Newer versions of Node.js did get some tools to allow it do to more than 1 thing at time (parallelism) by using workers. The trick here is that every pool of workers has its own Event Loop which allows applications to move the intense work into a different thread and run it in parallel with the rest of the application. Do note that this will only actually help if you run on a machine with more than 1 core. If your machine has 1 core, no matter what tool you use, you're gonna have a bad time because nothing can actually be done in parallel on a single core machine.
In case of Intensive I/O tasks Majority of the time is spent waiting for network, filesystem and perhaps database I/O to complete. Increasing hard disk speed or network connection improves the overall performance.
In its most basic form Node.js is best suited for this type of computing. All I/O in Node.js is non-blocking and it allows other requests to be served while waiting for a particular read or write to complete.

What exactly are the implications of the fact that nodejs is single threaded?

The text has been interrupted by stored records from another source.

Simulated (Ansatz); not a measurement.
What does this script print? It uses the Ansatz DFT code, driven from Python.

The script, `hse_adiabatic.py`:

The NodeJS website says the following. Emphasis is mine.
Node.js is a platform built on Chrome's JavaScript runtime for easily building fast, scalable network applications. Node.js uses an event-driven, non-blocking I/O model that makes it lightweight and efficient, perfect for data-intensive real-time applications that run across distributed devices.
Even though I love NodeJS I dont see why it is better for scalable applications compared to the existing technologies such as Python, Java or even PHP.
As I understand the JavaScript run-time always runs as a single thread in the CPU. The IO however probably uses underlying kernel methods which might rely on the thread pools provided by the kernel.
So the real questions that need to be answered are:
Because all JS code will run in a single thread NodeJS is unsuitable for applications where there is less IO and lots of computation ?
If I am writing a web application using nodejs and there are 100 open connections each performing a pure computation requiring 100ms, at least one of them will take 10s to finish ?
If your machine has 10 cores but if you are running just one nodeJS instance your other 9 CPUs are sitting ducks ?
I would appreciate if you also post how other technologies perform viz a viz NodeJS in these cases.
I haven't done a ton of node, but I have some opinions on this. Please correct if I am mistaken, SO.
Because all JS code will run in a single thread NodeJS is unsuitable for applications where there is less IO and lots of computation ?
Yeah. Single threaded means if you are crunching lots of data hard in your JS code, you are blocking everything else. And that sucks. But this isn't typical for most web applications.
If I am writing a web application using nodejs and there are 100 open connections each performing a pure computation requiring 100ms, at least one of them will take 10s to finish?
Yep. 10 seconds of CPU time.
If your machine has 10 cores but if you are running just one nodeJS instance your other 9 CPUs are sitting ducks?
That I'm not sure about. The V8 engine might have some optimizations in it that take advantage of multiple cores, transparent to the programmer. But I doubt it.
The thing is, most of the time a web application isn't calculating. If your app is engineered well, a single request can be responded to very quickly. And if you have to fetch things to do that (db, files, remote services) you shouldn't have to wait for that fetch to return before processing the next request.
So you may have many requests in various stages at the same time in various stages of completion, due to when I/O callbacks happen. Even though only one request is running JS code at a time, that code should do what it needs to do very quickly, exit the run loop, and await the next event callback.
If your JS can't run quickly, then this model does pose a problem. As you note, things will get hung as the CPU churns. So don't build a node web application that does lots of intense calculation on the fly.
However, you can refactor things to be asynchronous instead. Maybe you have a standalone node script that can do the calculation for you, with a callback when it's done. Your web application can then boot up that script as a child process, tell it do stuff, and provide a callback to run when it's done. You now have sort of faked threads, in a round about way.
In virtually all web application technologies, you do not want to be doing complex and intense calculation on the fly. Even with proper threading, it's a losing battle. Instead you have to strategize. Do the calculations in the background, or at regular intervals on a cron job, outside of the main web application process itself.
The things you point out are flaws in theory, but in practice it really only becomes an issue if you aren't doing it right.
Node.js is single threaded. This means anything that would block the main thread needs to be done outside the main thread.
In practice this just means using callbacks for heavy computations the same way you use callbacks for I/O.
For instace here's the API for node bcrypt
var bcrypt = require('bcrypt');
bcrypt.genSalt(10, function(err, salt) {
bcrypt.hash("B4c0/\/", salt, function(err, hash) {
// Store hash in your password DB.
});
});
Which Mozilla Persona uses in production. See their code here.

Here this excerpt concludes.